The Golden Age of Immigration
By Bryan Caplan
The Gilded Age was no libertarian paradise, and it certainly had far lower per-capita GDP than the modern world. Nevertheless, the Gilded Age was awesome in many important ways. Above all, as Goldin, Cameron, and Balarajan explain in Exceptional People: How Migration Shaped Our World and Will Define Our Future, the world was never closer to the principle and practice of open borders:
Despite the erection of selective barriers to Chinese immigration to Australia, the United States, and Canada in the mid- to late nineteenth century, advocates for open migration remained influential. In 1889, the International Emigration Conference defended the freedom of movement as a natural right: “We affirm the right of the individual to the fundamental liberty accorded to him by every civilized nation to come and go and dispose of his person and his destinies as he pleases.” International migration may have been fiercely contested from some corners and for some people during the late nineteenth century – particularly the Chinese, and also southern Europeans and Slavs – but an ideology of economic openness and liberalism prevailed overall.

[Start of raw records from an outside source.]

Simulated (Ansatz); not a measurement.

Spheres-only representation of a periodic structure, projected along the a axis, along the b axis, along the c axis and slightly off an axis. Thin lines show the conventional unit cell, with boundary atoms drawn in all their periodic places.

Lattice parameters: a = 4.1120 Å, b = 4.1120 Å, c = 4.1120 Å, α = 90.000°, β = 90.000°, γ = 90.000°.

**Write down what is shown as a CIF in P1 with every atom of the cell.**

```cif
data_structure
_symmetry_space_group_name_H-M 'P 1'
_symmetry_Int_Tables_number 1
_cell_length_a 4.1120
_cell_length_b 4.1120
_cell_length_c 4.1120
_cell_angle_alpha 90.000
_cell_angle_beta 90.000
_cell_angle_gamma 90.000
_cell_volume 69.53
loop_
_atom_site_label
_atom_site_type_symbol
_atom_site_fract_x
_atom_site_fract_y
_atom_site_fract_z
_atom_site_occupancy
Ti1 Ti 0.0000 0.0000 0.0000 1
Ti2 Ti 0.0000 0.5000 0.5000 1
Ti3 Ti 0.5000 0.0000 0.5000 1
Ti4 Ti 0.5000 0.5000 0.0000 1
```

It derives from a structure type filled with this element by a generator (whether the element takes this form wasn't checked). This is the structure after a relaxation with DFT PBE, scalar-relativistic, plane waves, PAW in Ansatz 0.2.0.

Imagine – there was a time when elite opinion and public policy took free immigration seriously. All democracy did to tarnish this political miracle was scapegoat Asian immigrants, while leaving the doors open to not just Europe, but Latin America as well. Whatever its flaws, the Gilded Age was truly the Golden Age of Immigration. Libertarians – and anyone who cares about the genuinely poor – should give credit where credit is due.